Ports have been and continue to be critical in not just the global movement of goods, but also the global movement of ideas, social change, and cultural phenomena, including architecture and urban form. The connected points of a multi-faceted network, ports profoundly affect both each other and the cities and regions to which they belong. Shipping and trade networks have created a legacy embodied in the street patterns, land use and buildings of interconnected port cities. Multiple forces are at play: technological requirements, elite preferences and working class needs, urban policy and globalization.
Port Cities brings together original scholarship by both well-published and younger scholars from multiple disciplines and builds upon long-standing research on the international exchange of architectural and planning ideas. A carefully selected series of essays examines comprehensively and globally the changing built and urban environment of selected port cities. They explore similarities, dissimilarities, and how sea-based networking has influenced urban landscapes and architecture, socio-economic and cultural development from the nineteenth to the twenty-first centuries.

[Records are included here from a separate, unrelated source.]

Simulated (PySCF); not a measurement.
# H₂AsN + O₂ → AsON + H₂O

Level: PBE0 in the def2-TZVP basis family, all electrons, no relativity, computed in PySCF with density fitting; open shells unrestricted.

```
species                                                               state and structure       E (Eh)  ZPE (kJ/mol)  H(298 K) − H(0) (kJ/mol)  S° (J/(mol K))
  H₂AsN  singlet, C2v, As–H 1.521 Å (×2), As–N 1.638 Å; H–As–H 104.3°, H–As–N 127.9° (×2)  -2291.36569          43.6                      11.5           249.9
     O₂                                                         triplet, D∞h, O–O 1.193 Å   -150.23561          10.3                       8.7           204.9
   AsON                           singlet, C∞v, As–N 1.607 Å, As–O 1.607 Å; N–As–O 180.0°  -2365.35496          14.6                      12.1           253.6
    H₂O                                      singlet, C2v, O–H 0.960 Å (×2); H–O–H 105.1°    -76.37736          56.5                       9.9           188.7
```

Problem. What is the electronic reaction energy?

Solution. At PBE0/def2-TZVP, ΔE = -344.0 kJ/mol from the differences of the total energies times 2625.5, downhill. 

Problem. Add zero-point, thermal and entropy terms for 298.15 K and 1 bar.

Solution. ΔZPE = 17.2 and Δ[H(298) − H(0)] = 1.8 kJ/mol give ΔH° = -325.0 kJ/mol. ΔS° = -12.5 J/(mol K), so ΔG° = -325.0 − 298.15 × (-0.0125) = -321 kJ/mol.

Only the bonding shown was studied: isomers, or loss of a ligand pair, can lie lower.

The first section examines global networks linking ports and cities and explores the effect of inter-continental transfers on architecture and planning. The second part focuses on interconnected port cities in regional contexts, analyzing socio-economic structures and urban and built form. The third section examines the built environment of selected cities in view of their response to changing technology, transforming socio-economic networks and political contexts, as well as evolving design concepts. Overall, the book proposes a networked analysis of the built and urban environment, arguing that international maritime networks are paradigmatic for the creation of dynamic, multi-scaled, and interconnected "port cityscapes."